SX-Aurora VE hardware overview

Erich Focht

Introduction

The SX-Aurora TSUBASA is a vector processor card in PCIe form factor. It was built in the tradition of the NEC SX-series architecture but represents a radical change in the system design. While the old SX vector supercomputers were conceptually close to mainframes with proprietary hardware, very specialized interconnect network, proprietary SuperUX operating system, the SX-Aurora is a rather small card, built into a x86 Linux server or PC, using Infiniband interconnects for communication. The vector engine can be used either as a vector computer or as an accelerator for hybrid x86-VE codes.

VE 1.0 card

Processor Architecture

The vector engine is a processor with only 8 powerfull cores, sharing a 16MB cache (LLC = last level cache) and connected to 6 HBM2 modules through the Silicon interposer (Chip-on-Wafer-on-Substrate technology). It has currently the largest memory bandwidth among all current processors and accelerators: 1.22 TB/s.

VE CPU layout

The peak bandwidth per core is 400GB/s and the maximum bandwidth available from LLC is 3TB/s.
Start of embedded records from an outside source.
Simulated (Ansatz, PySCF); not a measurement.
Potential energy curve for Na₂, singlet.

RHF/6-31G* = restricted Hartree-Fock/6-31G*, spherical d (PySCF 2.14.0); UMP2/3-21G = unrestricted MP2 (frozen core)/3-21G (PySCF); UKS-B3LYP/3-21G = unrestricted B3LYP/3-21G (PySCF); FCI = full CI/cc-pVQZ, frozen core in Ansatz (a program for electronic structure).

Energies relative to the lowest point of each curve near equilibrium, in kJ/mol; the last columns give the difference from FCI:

The VE is manufactured in a 16nm FinFET process and available in three variants listed in the table below. Variant 10A is only sold in the direct liquid cooled version.

VE SKUs	10A	10B	10C
Clock Speed	1.6GHz	1.4GHz	1.4GHz
Core DP GFLOPS	307.2	268.8	268.8
CPU DP TFLOPS	2.45	2.15	2.15
CPU SP TFLOPS	4.9	4.3	4.3
Memory bandwidth	1.22TB/s	1.22TB/s	0.76TB/s
Memory capacity	48GB	48GB	24GB

VE Core, Registers, Functional Units

Each core of the VE has a fully featured Scalar Processing Unit (SPU) with L1 and L2 caches (32kB+32kB, 256kB) and 64 scalar registers.

The Vector Processing Unit (VPU) components are:

64 vector registers of 256 * 64 bits = 16 kilobits, each. They are implemented as mixed SIMD (32 * 64 bits wide) + pipelined units.
3 vector fused multiply and add units (FMA) able of delivering 3 * 32 * 2 = 192 double precision results per clock cycle.
2 vector arithmetic logical units (ALU) for fixed point arithmetic processing.
one dedicated full precision divide unit.

Instruction processing is out-of-order for both SPU and VPU.

The combination of SIMD and pipelining allows a very efficient use of the functional unit stages and results in rather low power consumption. For example the 10B model’s peak TDP is 300W, it is said to spend 250W during the HPL benchark and less than 150W during HPCG.

The cores have address translation buffers (AKA TLBs) for virtual memory addressing and DMA engines for asyncronous memory movement eg. over the PCIe bus.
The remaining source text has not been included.